Interestingly, Twitter's in-house system did that too, but they now seem to thin...

airfreak · on Nov 29, 2018

It all depends. For example with Apache Pulsar, tailing readers are served from an in-memory cache in the serving layer (the Pulsar brokers) and only catch-up readers end up having to be served from the storage layer (Apache BookKeeper). This is a little different from DistributedLog which always required going to BookKeeper for reads.

Apache BookKeeper can add additional latency to catch-up readers, on top of the extra hop, because the data of multiple topics are combined into each ledger. This means that we lose some performance from sequential reads. This is mitigated in BookKeeper by writing to disk in batches and sorting a ledger by topic so messages of the same topic are found together, but it still involves more jumping around on disk.

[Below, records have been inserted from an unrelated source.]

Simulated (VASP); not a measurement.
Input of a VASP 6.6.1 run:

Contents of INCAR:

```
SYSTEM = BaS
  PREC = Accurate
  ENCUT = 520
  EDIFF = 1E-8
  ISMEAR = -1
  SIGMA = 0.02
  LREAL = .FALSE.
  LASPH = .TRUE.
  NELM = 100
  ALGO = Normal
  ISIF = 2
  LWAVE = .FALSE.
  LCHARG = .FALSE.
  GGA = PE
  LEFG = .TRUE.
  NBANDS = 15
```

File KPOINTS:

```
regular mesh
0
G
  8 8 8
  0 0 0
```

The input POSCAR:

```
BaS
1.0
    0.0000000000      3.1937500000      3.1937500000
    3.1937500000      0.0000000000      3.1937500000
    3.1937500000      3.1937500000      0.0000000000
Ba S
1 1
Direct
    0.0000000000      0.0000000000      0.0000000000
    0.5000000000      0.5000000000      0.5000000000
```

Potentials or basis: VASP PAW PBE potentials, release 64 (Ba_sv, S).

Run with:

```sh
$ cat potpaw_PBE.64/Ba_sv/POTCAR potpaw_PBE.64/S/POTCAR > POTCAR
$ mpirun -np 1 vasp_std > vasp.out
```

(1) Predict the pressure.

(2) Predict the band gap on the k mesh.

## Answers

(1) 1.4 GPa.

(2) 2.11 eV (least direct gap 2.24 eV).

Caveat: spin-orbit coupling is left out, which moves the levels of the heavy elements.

Also, BookKeeper allows the nice separation of disk IO. The read and write path are separate and can be served by different disks so you can scale your reads and writes separately to a certain extent.

For all those reasons, I would have loved to have seen Twitter look at Apache Pulsar and compare performance profiles with Apache Kafka.

anhldbk · on Nov 30, 2018

Streamlio published their OpenMessaging benchmarks between Apache Kafka & Apache Pulsar here: https://streaml.io/pdf/Gigaom-Benchmarking-Streaming-Platfor...